When you leave your service commitment, the job search process can be overwhelming and intimidating, particularly the interview. How do you build rapport with a hiring manager? What skills do they want you to talk about? How will you communicate your interest in the job without seeming desperate?
During your military career you likely never had to formally interview for a job or promotion. Now, for the first time, you are faced with someone evaluating your skills, experience, personality, and style to see if they want to offer you an opportunity to earn a living at their company. You are not evaluated on many of the qualities which made you successful in the military. Now, you are being assessed on a myriad of characteristics which may feel obscure.
What is Confidence?
Projecting confidence is critical to building trust with civilian employers. Confidence is not arrogance or pushiness. Confidence comes from:
- Understanding your abilities, offer and values
- Speaking from your abilities with sureness
- Being genuine and authentic
- Projecting certainty about the truth of who you are and what you say
For many of the job interviews you will pursue, you may be less than ideally qualified for the role. Knowing this, some employers still want to meet you and evaluate your abilities and character, to see if it is worth investing in you (to teach you skills you may need for the work). It is common for hiring managers to want to "take a chance on you" because they feel you are a good investment, not because you possess all the skills and experience they need for the job.

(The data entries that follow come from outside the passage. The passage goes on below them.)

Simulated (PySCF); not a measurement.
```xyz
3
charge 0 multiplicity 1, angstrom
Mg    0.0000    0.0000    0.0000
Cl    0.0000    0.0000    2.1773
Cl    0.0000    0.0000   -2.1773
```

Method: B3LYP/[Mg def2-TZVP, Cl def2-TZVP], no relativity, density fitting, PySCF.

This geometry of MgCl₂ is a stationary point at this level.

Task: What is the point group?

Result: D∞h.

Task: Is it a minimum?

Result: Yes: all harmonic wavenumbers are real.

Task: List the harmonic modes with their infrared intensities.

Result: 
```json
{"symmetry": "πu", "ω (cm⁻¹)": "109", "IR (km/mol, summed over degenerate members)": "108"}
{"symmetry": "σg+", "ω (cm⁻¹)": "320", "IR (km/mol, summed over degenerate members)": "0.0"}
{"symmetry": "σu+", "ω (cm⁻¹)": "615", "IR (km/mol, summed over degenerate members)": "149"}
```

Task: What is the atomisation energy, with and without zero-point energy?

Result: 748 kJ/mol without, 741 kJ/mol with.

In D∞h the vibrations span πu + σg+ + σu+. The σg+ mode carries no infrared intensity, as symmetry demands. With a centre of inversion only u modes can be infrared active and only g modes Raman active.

In a job interview, the following behaviors will display confidence:
- Good eye contact. It sounds like common sense that when you speak to someone, you look at them. Yet, many interviewees do not make eye contact -- instead looking at the floor, their hands, or the ceiling. Look directly at the interviewer when speaking to them, or when they speak to you. Nod your head in agreement, if appropriate. If you need some visual "relief," quickly glance down at your notes, or off to the side. You don't want to send a signal that you're bored or uninterested.
- End sentences down. When nervous, your vocal chords tighten up and this can cause you to speak in a higher pitch than normal. This tone sounds insecure and hesitant and is hard to control. However, the way you end your sentences is controllable! If you end every sentence with an "up" tone, it sounds like you're asking a question. Instead, end your sentences in a more definitive tone, making you sound more declarative and confident.
- No fidgeting. A confident person is present and focused. They won't play with their hair or jewelry, pick at their fingernails, or twirl a pen. Avoid fidgeting at all costs. Keep your hands on your lap, or holding your pen and note pad. Fidgeting is distracting.
- Responsiveness. When asked a question -- whether you have a prepared response or not – answer quickly. It is completely appropriate to take a few seconds to consider your response, but not to take 90 seconds to form a reply. Also, focus your answer to address the question asked. Try not to give responses that are off topic or vague. Similarly, if you don't have an answer to a question, honestly admit that. Ask the interviewer if you can get back to them with a response by email later that day. It is not expected that you will have a firm response to every inquiry.
- Ask good questions. A confident person asks questions. In researching the company before the interview, develop questions around the job, company goals and mission, workstyle, culture, work/life balance, and growth plans. Your questions should show interest in where things are now (the job) and where you can help them get (goals, mission, growth).
Confidence is a perception. We view people who are confident as more successful, interesting and attractive. Employers seek candidates who have a good sense of who they are and what they can offer, yet are humble enough to learn and grow.